The English officials with the Archbishops of Armagh and Dublin were assembled in council in St. Mary’s Abbey on St. Barnaby’s Day, the 11th June 1534, when the young lord, surrounded by his armed followers, burst into the chamber, tore off his robes of office and showed himself in complete mail; then, flinging the sword of state upon the council table, he renounced his allegiance to the English monarch. To all appearance, after nearly four centuries of domination, the English rule in Ireland had collapsed in a moment.

Loid Thomas could have seized the Castle, but a quixotic scruple induced him first solemnly to, divest himself of his office and fealty. On leaving St. Mary’s Abbey he found that the citizens had shut the gates against him, and he returned to Kilmainham to provide for the garrisoning of his castles in Kildare and Ofaly.

Reinforced by some Irish chieftains he returned to beleaguer Dublin; and, after a short siege, scarcity of provisions and water compelled a surrender of the city, though not including the Castle, which was strongly held by its Constable, John White.

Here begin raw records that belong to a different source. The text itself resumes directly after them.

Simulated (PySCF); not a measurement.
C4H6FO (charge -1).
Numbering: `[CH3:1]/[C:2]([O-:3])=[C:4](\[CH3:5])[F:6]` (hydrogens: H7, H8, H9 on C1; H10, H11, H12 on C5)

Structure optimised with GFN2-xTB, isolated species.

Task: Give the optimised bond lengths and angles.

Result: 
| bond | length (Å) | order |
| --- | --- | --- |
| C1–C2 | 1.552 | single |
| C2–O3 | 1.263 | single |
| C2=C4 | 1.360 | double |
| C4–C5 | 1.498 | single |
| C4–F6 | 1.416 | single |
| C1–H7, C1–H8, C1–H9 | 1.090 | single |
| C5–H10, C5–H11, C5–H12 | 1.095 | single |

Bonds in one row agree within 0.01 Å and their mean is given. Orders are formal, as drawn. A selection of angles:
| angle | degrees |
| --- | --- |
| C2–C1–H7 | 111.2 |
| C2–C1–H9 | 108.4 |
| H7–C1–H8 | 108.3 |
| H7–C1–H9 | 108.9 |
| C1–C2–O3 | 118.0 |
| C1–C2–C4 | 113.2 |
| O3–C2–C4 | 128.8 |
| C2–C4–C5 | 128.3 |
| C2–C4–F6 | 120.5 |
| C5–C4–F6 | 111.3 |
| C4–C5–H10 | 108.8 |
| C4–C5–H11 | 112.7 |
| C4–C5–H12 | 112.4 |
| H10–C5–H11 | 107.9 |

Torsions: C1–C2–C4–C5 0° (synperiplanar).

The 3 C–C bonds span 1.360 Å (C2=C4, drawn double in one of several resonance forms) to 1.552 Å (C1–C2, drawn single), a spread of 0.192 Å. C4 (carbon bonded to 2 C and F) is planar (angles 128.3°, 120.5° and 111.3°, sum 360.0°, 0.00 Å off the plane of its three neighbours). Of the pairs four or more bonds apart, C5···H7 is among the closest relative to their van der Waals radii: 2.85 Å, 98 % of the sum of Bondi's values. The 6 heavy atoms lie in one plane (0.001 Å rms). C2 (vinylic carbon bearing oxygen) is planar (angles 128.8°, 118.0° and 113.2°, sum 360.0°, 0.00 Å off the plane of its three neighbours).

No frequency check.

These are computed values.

The *Annals of *the Four Masters inform us that ‘he took Dublin from Newgate outwards.’ Meantime Archbishop Allen, knowing in what deadly peril he stood of the revenge of the Geraldines, determined on flight; ‘and being in ship to depart towards England,’ (Campion) **he was wrecked near Howth, and conveyed to Artane, where he was brought before Lord Thomas, and on a hasty command to ‘take the clown away,’ was butchered by his retainers, or, as it is stated in a letter of the Prior of Kilmainham, was ’ murdered in his sight and by his command.’

For this act he and certain of his followers were solemnly excommunicated in St. Patrick’s Cathedral. But Henry VIII. was not a monarch to be thus trifled with. He at once despatched Sir William Skeffington, ‘whom the Irishmen call the Gunner, because hee was preferred from that office of the King; Master-gunner *(i.e. *Master of the Ordnance) to governe them.’

Landing in Dublin, he at once relieved the Castle, and, marching into Kildare, stormed the great Geraldine stronghold of Maynooth, hitherto supposed to be impregnable. This success was probably due to his battering train, of heavier metal than had yet been known in Ireland, but is commonly attributed to the treachery of its warden, Christopher Parris, or Ap Harris, a foster-brother of Lord Thomas, who stipulated for a reward of his treachery.

In the words of Stanihurst,’ the Governor willed the money to be told to Parese, and presently caused him to be cut shorter by the head,’ and 26 of the garrison to be hanged, giving occasion for the proverbial expression ‘a pardon of Maynooth’ for a summary execution. Lord Thomas’s Irish allies fell away from him; his castles, of which he had ‘six of the chiefest’ in Ireland, one by one were taken; and he and his five uncles were captured and brought as prisoners to London, where they were ‘drawne, hanged, and quartered at Tiburne,’ (Campion) and their heads set upon six spikes on London Bridge. The unfortunate Garrett Oge had died in the Tower on hearing the news of his son’s rebellion and excommunication.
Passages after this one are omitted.